The facts of the instant case arguably take it outside of Roe v. Flores-Ortega, because the defendant executed both a waiver of his right to file the instant collateral proceeding, and a full waiver of appeal rights. That Flores-Ortega does not dictate the result in cases where a defendant has voluntarily executed a full waiver of appeal rights but later changes his mind can be inferred from the partial dissent of Justice Souter (joined by Justices Stevens and Ginsburg). Justice Souter wrote:

[T]he crucial question in this case is whether, after a criminal conviction, a lawyer has a duty to consult with her client about the choice to appeal. The majority's conclusion is sometimes; mine is, almost always in those cases in which a plea of guilty has not obviously waived any claims of error.
Id. at 488, 120 S.Ct. at 1040-41 (emphasis added). Although Justice Souter wrote separately to emphasize that he believed the duty to consult concerning appeal rights was broader than that suggested by the majority, he drew the line in cases where counsel presumably had consulted with his client and the defendant had voluntarily waived all appeal rights. In a related footnote, Justice Souter explained that no duty to consult would exist, for example, in cases in which appeal rights had been waived:

I say "almost" always, recognizing that there can be cases beyond the margin: if a legally trained defendant were convicted in an error-free trial of an open-and-shut case, his counsel presumably would not be deficient in failing to explain the options. This is not what we have here. Nor is this a case in which the judge during the plea colloquy so fully explains appeal rights and possible issues as to obviate counsel's need to do the same; such a possibility is never very likely and exists only at the furthest reach of theory, given a defendant's right to adversarial representation, see Smith v. Robbins, at 296-297, 120 S.Ct. 746, 145 L.Ed.2d 756 (2000) (SOUTER, J., dissenting). Finally, of course, there is no claim here that Flores-Ortega waived his right to appeal as part of his plea agreement; although he pleaded guilty, the record shows that he and the State argued before the trial court for different sentences, and he had little understanding of the legal system. The fact of the plea is thus irrelevant to the disposition of the case.
Id. at n. 1 (boldface added).

The question presented here is whether the Flores-Ortega presumptive prejudice standard applies when a defendant willingly accepts a plea after consultation with counsel which foregoes his right to appeal, but subsequently changes his mind. No published Sixth Circuit decision yet holds that Roe v. Flores-Ortega mandates that counsel file an appeal even if that defendant has no appealable issues and has expressly and fully waived all rights to appeal. On the other hand, an unpublished Sixth Circuit decision holds precisely that.

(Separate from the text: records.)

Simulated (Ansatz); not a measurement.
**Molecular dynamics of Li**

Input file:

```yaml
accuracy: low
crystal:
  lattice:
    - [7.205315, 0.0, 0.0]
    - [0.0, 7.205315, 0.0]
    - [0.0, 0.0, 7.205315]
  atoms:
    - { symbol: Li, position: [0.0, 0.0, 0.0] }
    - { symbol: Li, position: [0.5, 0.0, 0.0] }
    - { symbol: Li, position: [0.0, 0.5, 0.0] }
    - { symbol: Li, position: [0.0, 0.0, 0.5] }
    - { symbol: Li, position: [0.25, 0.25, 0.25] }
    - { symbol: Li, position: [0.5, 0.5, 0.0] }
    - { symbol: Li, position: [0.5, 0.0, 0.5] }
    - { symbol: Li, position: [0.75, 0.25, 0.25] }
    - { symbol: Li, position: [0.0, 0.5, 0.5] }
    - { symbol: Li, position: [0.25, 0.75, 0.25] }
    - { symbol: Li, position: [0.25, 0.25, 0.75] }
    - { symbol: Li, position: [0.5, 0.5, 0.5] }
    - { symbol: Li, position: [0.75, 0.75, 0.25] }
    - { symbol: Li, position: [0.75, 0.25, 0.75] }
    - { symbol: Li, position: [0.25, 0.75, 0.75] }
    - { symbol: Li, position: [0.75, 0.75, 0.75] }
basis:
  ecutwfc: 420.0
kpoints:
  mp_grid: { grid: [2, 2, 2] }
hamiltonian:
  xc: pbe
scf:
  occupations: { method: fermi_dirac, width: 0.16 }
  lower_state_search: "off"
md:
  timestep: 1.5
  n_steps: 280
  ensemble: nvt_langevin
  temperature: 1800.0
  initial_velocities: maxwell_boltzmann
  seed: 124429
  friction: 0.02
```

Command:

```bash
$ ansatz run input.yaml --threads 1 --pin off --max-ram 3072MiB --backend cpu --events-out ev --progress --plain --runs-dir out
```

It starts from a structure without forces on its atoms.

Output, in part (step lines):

Arguably, such an appeal will always be futile because the appellate court will nearly always dismiss on the basis of the waiver. When an appeal would be futile due to the jurisdictional bar of timeliness, counsel does not violate the Sixth Amendment if he fails to abide by his client's request to file an untimely notice of appeal. It is not entirely clear why requesting an appeal following execution of a complete waiver of appeal rights should differ, absent an attack on the validity of the plea or the waiver itself.

Waivers in plea agreements are negotiated and therefore are not standardized. Although it is significant that the waiver of both appeal and post-conviction proceedings in this case is unlimited, other waivers are less complete and permit appeal on limited grounds.

Applying similar reasoning, many trial courts initially held that an attorney does not violate the Sixth Amendment by failing to file a notice of appeal in cases in which the defendant has waived his right to appeal and/or to file a collateral attack. See e.g., Jolaoso v. United States, 142 F. Supp.2d 306 (E.D.N.Y. 2001) (complete waiver of appeal rights foreclosed § 2255 claim based upon failure to file notice of appeal, distinguishing Roe); Hargrove v. United States, 2004 WL 2123497 (W.D.N.Y. 2004) (same); Alcantara v. United States, 2003 WL 102873 (S.D.N.Y. 2003); Lopez v. United States, 2002 WL 1471540 (E.D.N.Y. 2002).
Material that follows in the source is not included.